President Donald Trump’s trade policy could cost American
households thousands of dollar next year, according to a new
study released Tuesday.
The report, authored by Terrie Walmsley and Peter Minor and
sponsored by the pro-free market Koch Industries, concluded that
Trump’s threats to
boost tariffs on Chinese
products to 25%, impose tariffs on auto imports, and continue
tariffs on steel and aluminum could take a major chunk out of the
economy.
“A stated goal of the US administration’s trade
policy is to strengthen the US economy,” the
authors wrote. “The findings in this report indicate
that the administration’s trade actions could be potentially
costly and reduce economic growth.”
The reasoning behind the economic slowdown is fairly simple.
Tariffs act as taxes on goods coming into the US, making items
hit with the restrictions more expensive. While this makes US
goods cheaper by comparison, it also drives up costs for American
businesses and consumers.
In response to the higher prices, businesses and consumers could
buy less, resulting in a slower pace of job growth, lower capital
investment, and eventually slower economic activity. While the
researchers’ estimates don’t suggest the US would be plunged into
a recession, they say the slowdown would be substantial.

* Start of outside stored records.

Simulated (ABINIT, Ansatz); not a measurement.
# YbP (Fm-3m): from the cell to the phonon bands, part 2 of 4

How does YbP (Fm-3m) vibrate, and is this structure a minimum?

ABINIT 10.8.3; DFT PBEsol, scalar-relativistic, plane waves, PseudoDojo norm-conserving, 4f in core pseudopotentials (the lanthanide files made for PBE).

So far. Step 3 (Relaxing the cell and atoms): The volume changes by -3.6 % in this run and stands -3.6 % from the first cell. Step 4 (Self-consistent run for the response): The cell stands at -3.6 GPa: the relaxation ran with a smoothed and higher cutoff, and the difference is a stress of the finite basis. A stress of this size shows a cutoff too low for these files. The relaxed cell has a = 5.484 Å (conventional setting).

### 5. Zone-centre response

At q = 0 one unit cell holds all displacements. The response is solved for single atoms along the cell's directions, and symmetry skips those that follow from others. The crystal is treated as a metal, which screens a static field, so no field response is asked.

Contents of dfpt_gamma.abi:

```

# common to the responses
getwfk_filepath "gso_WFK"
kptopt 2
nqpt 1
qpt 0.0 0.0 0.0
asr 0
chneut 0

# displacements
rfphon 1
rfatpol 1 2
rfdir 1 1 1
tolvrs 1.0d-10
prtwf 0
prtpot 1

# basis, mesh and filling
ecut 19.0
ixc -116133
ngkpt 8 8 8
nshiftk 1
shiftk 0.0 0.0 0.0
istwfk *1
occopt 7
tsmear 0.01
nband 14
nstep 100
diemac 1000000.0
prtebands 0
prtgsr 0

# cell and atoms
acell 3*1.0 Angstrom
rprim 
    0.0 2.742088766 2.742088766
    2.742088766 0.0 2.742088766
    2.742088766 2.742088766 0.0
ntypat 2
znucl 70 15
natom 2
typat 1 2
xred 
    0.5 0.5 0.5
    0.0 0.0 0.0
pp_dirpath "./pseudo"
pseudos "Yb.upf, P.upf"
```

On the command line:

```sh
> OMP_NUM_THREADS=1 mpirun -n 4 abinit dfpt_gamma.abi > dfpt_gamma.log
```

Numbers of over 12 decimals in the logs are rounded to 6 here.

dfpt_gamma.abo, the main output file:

The amount economic growth
each trade action — auto tariffs, China tariffs, and metals
tariffs —would shave off of GDP through 2030.
ImpactEcon
Here’s a rundown of some of the key findings from the report:
- The total economic cost from the measures from 2018 to 2030
would be $2.8 trillion. - GDP in 2019 would be 1.78 percentage points lower in 2019
than the current projection. - In 2019, each US household would lose the equivalent of
$2,357, which also works out to a cost of about $915 per person.
Through 2030, the study estimates that each household will lose
just over $17,000 in spending power. - If all trade actions hit concurrently, up to 2.75 million
more workers would be unemployed compared to current projections,
as companies slow their hiring plans and lay off current workers. - The authors also estimate that the trade policies would force
665,000 workers to find employment in other industries.
Not all of the trade policies modeled in the study have come to
pass. But Trump has recently suggested that many of those
scenarios could soon become a reality. For instance, the
president
told The Wall Street Journal in an interview on Monday that
it is “highly unlikely” the
US and China come to a deal to avoid an increase of the
current 10% tariff rate on $200 billion worth of Chinese goods to
25% come January 1.
Trump has also made more noise regarding the potential imposition
of auto tariffs in recent weeks. Officials from
the European Union and other major partners have warned that
retaliation similar to what Walmsley and Minor modeled
could become a reality if the president goes through with those
threats.
Read more:
The
US and China are giving off bad signals ahead of a crucial
meeting between Trump and Xi Jinping»
Additionally, the authors’ findings line up with other
studies that have shown that the trade war could
harm US economic growth,
increase the number of jobless, and
cause prices to rise.
Trump is set to meet with Chinese president Xi Jinping at the G20
summit this weekend in a meeting that could set the stage for the
trade war’s path ahead.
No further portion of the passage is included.